If Barack Obama sent the Comprehensive Nuclear Test Ban Treaty to Congress for ratification early in the new session, that would be an excellent start.
If Barack Obama sent the Comprehensive Nuclear Test Ban Treaty to Congress for ratification early in the new session, that would be an excellent start.
Since it was signed in 1996, 148 other countries have ratified it, but it cannot come into effect until the United States does, too. And then he could get on with banning the nuclear weapons themselves, not just the tests.
There’s a new initiative, launched in Paris last Tuesday (9 December) under the title Global Zero, in which more than a hundred world leaders endorse the goal of abolishing nuclear weapons completely.
That may have a slightly antique ring to it -- don’t these people know that the Cold War ended ages ago? -- but in fact the nuclear weapons are still there.
Some twenty thousand of them, in fact. And last July, at a rally in Berlin, Obama publicly adopted the same goal: "This is the moment to begin the work of seeking the peace of a world without nuclear weapons.”
Admittedly, the hundred "world leaders” are mostly ex-world leaders, and they may be suffering from "retired general syndrome.”
All through their careers, generals loyally support the reigning orthodoxy about nuclear weapons, and are amply rewarded for it.
Then they retire, the rewards and the status vanish, and some of them begin to wonder out loud if they ever really believed all that.

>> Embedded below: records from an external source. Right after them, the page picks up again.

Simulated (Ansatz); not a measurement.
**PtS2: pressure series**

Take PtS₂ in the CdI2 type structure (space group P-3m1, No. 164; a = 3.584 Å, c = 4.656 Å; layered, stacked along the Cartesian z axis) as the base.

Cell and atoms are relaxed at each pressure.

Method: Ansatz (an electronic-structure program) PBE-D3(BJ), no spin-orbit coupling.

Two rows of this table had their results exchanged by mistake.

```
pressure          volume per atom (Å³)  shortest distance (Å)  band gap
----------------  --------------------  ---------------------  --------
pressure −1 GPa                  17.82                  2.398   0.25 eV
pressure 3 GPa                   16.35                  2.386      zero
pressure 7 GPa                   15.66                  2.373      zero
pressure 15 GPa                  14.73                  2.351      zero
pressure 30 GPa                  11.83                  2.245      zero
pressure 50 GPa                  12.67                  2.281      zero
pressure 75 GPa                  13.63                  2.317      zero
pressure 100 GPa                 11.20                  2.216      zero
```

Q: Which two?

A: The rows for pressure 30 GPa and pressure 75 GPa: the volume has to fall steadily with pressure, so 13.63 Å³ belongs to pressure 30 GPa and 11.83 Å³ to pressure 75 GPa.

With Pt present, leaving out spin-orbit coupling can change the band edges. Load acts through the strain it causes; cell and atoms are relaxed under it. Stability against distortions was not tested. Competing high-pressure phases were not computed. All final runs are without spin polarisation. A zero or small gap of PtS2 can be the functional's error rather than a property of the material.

Some people in the peace movement sarcastically call them "generals for peace,” and suggest that they would have been more useful if they had seen the light when they still had some power.
Most of the hundred-plus notables who signed the Global Zero declaration were not generals, but they are almost all former something-or-others: former US President Jimmy Carter, former Soviet leader Mikhail Gorbachev, former British Foreign Secretary Margaret Beckett, former German Foreign Minister Hans-Dietrich Genscher, and former French Prime Minister Michel Rocard.
Not to mention former US National Security Adviser Zbigniew Brzezinski, former British Defence Secretary Malcolm Rifkind, former Japanese Foreign Minister Yoriko Kawaguchi, Ehsan Ul-Haq, former chairman of the Joint Chiefs of Staff in Pakistan, and Brajesh Mishra, former Indian National Security Advisor.
But for once, the "formers” are not the only ones talking sense. What makes Global Zero more than the usual empty talk is the fact that this time all the leaders of the major powers seem to be on the same page.
Russian Prime Minister Vladimir Putin has called for the elimination of all nuclear weapons, and British Prime Minister Gordon Brown said in March that the United Kingdom is ready to work for "a world that is free from nuclear weapons.”
On 8 December French President Nicolas Sarkozy also gave his support to the goal of general nuclear disarmament. Last June Indian Prime Minister Manmohan Singh backed the same goal, saying that "the only effective form of nuclear disarmament and elimination of nuclear weapons is global disarmament.”
Pakistan and China have said explicitly that they support Global Zero. In fact, the only countries that actually own nuclear weazpons that have stayed silent are North Korea and Israel.
North Korea is less of a problem than it seems, because it could probably be persuaded to give up its one or two nuclear weapons in return for strong security guarantees and lots of foreign aid, especially if the United States were getting out of the nuclear weapons business too.
Israel is a knottier problem, because it doesn’t even admit that it has nuclear weapons (several hundred of them, in fact), but for the first time it could find itself facing pressure from the one country that really has leverage over Israeli policy, the United States.
One of the most striking aspects of the Global Zero meeting in Paris was the remark by Richard Burt, the man who handled the press conference, that Israel’s undeclared nuclear arsenal would have to be part of the process.
This will have caused consternation in Israel, because while Burt currently holds no official position in the US government, he was the chief US negotiator in the Strategic Arms Reduction Talks (START) with the former Soviet Union, and he probably wouldn’t have said it if US policy were not moving in that direction.
But that’s the real question: is the United States really ready to give up its nuclear weapons? It was the first country to have them, and it has built its grand strategy around them for the past 64 years.
But if it were willing to do that, and if the Russians were really willing to follow suit, then that would account for 96 percent of all the world’s nuclear weapons, and it wouldn’t be all that hard to cajole or pressure all the rest of the world’s nuclear powers into doing the same. It would take at least a decade to get to zero from here.
First, ratify the test ban treaty. Then, in the forthcoming talks to renew or replace the START treaty between the US and Russia (which expires next year), agree on really radical reductions in American and Russian nuclear weapons. Then bring in the rest of the world for the final negotiations to outlaw nuclear weapons entirely.
It still sounds like a pipe dream, but in fact the conditions have never been as promising as they are now. If Obama takes the lead, it could actually happen -- and even in the depths of a recession, it wouldn’t cost anything.